Available on: Going Good LP
Tight-knit local scene ascends from humble beginnings to take over the world: it’s the sort of story we’ve been told doesn’t exist in the internet era. But Mood Hut – a nebulous collective centred around a shared studio space in Vancouver – appear to be making a good fist of it.
Over the past year it seems like a promising new Mood Hut artist has cropped up every other month. Aquarian Foundation, the Pender Street Steppers, Hashman Deejay, Local Artist – each has presented their own idiosyncratic take on house and techno, heavy on the tape crunch and hardware errata. Of course, that description could apply to any number of young producers in 2014, and releases on Anthony Naples’ Proibito imprint (Local Artist) and DC’s Future Times (various) make it clear that the Mood Hut sound doesn’t exist in a vacuum. But there’s a singular quality to it all the same, a loose, dreamy vibe that gives these records a distinctive charm.
Few releases have encapsulated this more effectively than Cloudface’s Devonian Garden, whose gorgeous anaesthetised melodies inaugurated Mood Hut’s own vinyl label last summer. We have yet to hear a followup from David Reynolds; this eight-track release is actually that EP’s predecessor, a cassette from 2012 being pressed to vinyl for the first time by London’s Going Good. As the accompanying press material explains, Wyre Drive is united not by style so much as by process – one involving, surprise surprise, lots of hardware and probably a tape deck of some sort. Sometimes things get just a little too loose: the grotty weals of tape distortion limning ‘Babak’s House’, for example, almost obscure the luminous beauty of its chords (themselves reminiscent of fellow Going Good signee Moon B). But otherwise the producer adeptly uses his tools as a conduit for a number of different styles.

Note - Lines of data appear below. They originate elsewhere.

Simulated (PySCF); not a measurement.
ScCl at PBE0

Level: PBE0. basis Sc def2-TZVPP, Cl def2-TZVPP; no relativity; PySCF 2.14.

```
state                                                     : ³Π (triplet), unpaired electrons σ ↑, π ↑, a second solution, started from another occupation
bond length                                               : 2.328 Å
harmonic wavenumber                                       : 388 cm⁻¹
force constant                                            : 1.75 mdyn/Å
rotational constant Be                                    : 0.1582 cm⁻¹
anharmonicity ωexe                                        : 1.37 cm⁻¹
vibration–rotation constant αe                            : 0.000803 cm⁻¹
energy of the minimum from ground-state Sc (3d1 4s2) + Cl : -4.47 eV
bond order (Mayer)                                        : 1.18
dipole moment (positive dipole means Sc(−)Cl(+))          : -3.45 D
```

‘Meadow Like’ and the beatless ‘Raskolnikov’ follow the meditative synth-loop logic of Cluster, while lulling closer ‘612’ is even more laid back. In all three the winsome Mood Hut vibe is retained, even if the drum machine framework isn’t. Elsewhere, Reynolds goes for something darker. The baleful acid trudge of ‘Secret Sister’ is leavened by his trademark ice-floe synth lines, but ‘Better Deafened’ and ‘Kenyon Way Acid’ offer no such respite; they could almost be fossils from some Belgian warehouse rave were it not for their sluggish tempo. These moments are a tad weaker – fragile beauty, not ugliness, is where Reynolds’ strengths lie. Still, while there are undoubtedly bigger things to come from him – and the rest of the Mood Hut gang – Wyre Drive is an excellent place to start.